Working with SRNL
For over 50 years, the Savannah River National Laboratory (SRNL) has been providing the science behind nuclear chemical manufacturing at the Savannah River Site (SRS), a sprawling nuclear complex that was once part of our nation’s Cold War. Time has changed the mission at SRS from nuclear production for defense purposes to a state-of-the-art manufacturing facility for environmental remediation, nuclear chemical isotope production, and clean energy. Through this transition, SRNL has created and delivered the scientific underpinning necessary for safe, effective nuclear chemical manufacturing.
SRNL is taking this history of innovation to the next level with the Advanced Manufacturing Collaborative (AMC). This collaborative combines decades of chemical manufacturing experience at SRNL with industry and academia to create innovative solutions to our most challenging problems. The AMC will combine SRNL’s nuclear know-how with the latest industry advances in process intensification and smart manufacturing and engage other enabling technologies such as advanced robotics, virtual reality and cyber security, to aggressively and creatively address DOE’s nuclear material processing challenges.
The AMC allows government, industry and academia to join forces in providing nuclear chemical manufacturing solutions. This collaborative is essential as SRNL creates the next generation of talent and the next generation of technologies to serve national needs.
SRNL – a Dedicated History in Advanced Manufacturing
SRNL Advanced Manufacturing Success
- Utilization of molecular modeling to challenge the limits of chemical processing through the creation of a new solvent.
- Advanced material-by design approach for glass formulation in waste stabilization
- Engineered groundwater solutions for sustainable remediation
Advanced Manufacturing Collaborative and the Department of Energy’s Environmental Cleanup Mission
DOE has an enduring need for safer, more cost-effective nuclear chemical manufacturing technologies, facilities, and expertise to complete the safe cleanup of radioactive and chemical waste from Cold War activities and nuclear research, and to comply with legally enforceable environmental regulatory requirements.

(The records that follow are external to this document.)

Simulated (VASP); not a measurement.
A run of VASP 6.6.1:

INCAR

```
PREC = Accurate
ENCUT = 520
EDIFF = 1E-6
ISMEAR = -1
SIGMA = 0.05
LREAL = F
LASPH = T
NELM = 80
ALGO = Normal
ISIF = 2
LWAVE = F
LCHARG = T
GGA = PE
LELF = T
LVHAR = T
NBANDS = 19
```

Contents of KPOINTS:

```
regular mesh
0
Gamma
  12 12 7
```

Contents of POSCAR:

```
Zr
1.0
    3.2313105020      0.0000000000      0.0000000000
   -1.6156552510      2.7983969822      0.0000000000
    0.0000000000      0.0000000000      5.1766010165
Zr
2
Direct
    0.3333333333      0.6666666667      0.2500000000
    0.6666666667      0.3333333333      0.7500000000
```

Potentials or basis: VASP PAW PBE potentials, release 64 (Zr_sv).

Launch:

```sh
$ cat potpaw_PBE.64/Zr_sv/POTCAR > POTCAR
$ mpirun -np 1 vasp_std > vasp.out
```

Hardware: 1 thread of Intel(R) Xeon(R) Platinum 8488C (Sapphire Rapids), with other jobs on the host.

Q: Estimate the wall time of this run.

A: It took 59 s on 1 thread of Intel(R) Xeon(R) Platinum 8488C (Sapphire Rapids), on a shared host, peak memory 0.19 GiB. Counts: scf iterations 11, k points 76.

The magnitude of this mission is staggering. Although DOE has made significant progress, the highest risk and most technically complex work lie ahead for these multi-decade chemical manufacturing challenges. Research, development, adaptation and utilization of mature, cutting-edge technology are needed to establish manageable mission risk profiles and successfully execute DOE’s long-range plan.
The AMC will build a systemic approach to management of technology development for chemical manufacturing missions by providing suitable space located within a collaborative complex with industrial and academic partners practicing state-of-the-art advanced chemical manufacturing. The national laboratories would bring research and technology development focused on DOE missions. Commercial entities would bring proven cutting-edge technologies, best practices and a focus on productivity and efficiency. Educational institutions would bring a broad, interdisciplinary academic perspective, as well as their expertise in workforce development and training.